Britain is set this week to enter a new age, generating energy directly from the seas that surge around its shores. On Saturday a strange, 122ft- long contraption – looking like an upside-down windmill – will set off from the Belfast dock that built the Titanic to produce the first electricity ever brought ashore from British tides.
The device – the first of its kind anywhere in the world – is expected to start a revolution which could lead to our island nation getting a fifth of its power from its surrounding waters, and to the far north of Scotland becoming "the Saudi Arabia of marine energy".
Remarkably, the pioneering device, which will start producing power from predictable and clean tidal energy, is the fruit of the vision and persistence of a single campaigning engineer, and has been developed by a small West Country firm. Though it has recently had some Government support, ministers have traditionally preferred to pour resources into much bigger projects, such as nuclear power stations. Indeed, the installation of the new device – near the mouth of Northern Ireland's Strangford Lough – is scheduled to take place only days after the Prime Minister, Gordon Brown, and the French President, Nicolas Sarkozy, are expected to sign a deal to jointly construct a new generation of reactors and to sell the technology around the world.
Yet the inauguration of a tidal turbine, dubbed SeaGen – which will generate enough electricity to power 1,140 homes by being placed directly in the tide race that rushes in and out of the lough – may unexpectedly prove to be the more significant event. While the much-vaunted Severn Barrage has only just begun to undergo a two-year feasibility study, experts are hailing the new turbine as the start of a giant leap in exploiting marine energy, where Britain, for once, is now leading the world.

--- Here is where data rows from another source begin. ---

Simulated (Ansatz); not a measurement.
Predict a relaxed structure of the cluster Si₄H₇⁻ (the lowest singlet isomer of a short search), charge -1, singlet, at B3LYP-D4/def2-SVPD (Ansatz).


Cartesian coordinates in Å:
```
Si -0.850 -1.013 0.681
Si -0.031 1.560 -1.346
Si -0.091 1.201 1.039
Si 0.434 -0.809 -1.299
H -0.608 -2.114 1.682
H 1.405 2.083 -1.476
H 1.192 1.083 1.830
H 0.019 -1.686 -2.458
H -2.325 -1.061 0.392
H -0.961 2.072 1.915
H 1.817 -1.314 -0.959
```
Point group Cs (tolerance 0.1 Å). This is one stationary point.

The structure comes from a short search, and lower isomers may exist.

Later this year, in another global first, a wave energy power station developed by an Edinburgh firm is to be installed in the Atlantic Ocean off the coast of Portugal. Next year, an even bigger one, off Cornwall, is expected to start feeding electricity into the national grid, and yet another is planned for the Orkneys. And Marine Current Turbines, the firm behind SeaGen, has joined with the utility company npower to develop a tidal power station off Anglesey.
Britain has the best tide and wave energy resources in the world – the official Carbon Trust estimates that they could together provide a fifth of our electricity. Yet, until recently, successive governments have set their face against developing them.
In the 1980s the then Department of Energy killed off promising proposals for exploiting the waves amid evidence that it did so because they threatened its (never realised) plans to expand nuclear power. In 1992 an official report concluded that it "did not see any justification for significant public expenditure" on offshore energy, and as recently as 2003 a Government White Paper ruled out the development of a Severn Barrage.
The tide only turned decisively about a year ago when, as The Independent on Sunday exclusively reported, ministers began backing plans for the £14bn, 10-mile barrage. Gordon Brown officially announced a feasibility study at the last Labour Party conference, and this got under way in January.
Launching the study, which will continue until 2010, the Secretary of State for Business, John Hutton, described the barrage's potential as "breathtaking". But though it could alone provide 5 per cent of the country's electricity from a completely dependable, renewable resource it could not be in operation until at least 2020.
And the Government's official environmental advisers – the Environment Agency, Natural England and the Countryside Council for Wales – have warned that the barrage would "cause irreversible impacts" to the estuary's "internationally important habitats" for wildlife and to its "unique ecology".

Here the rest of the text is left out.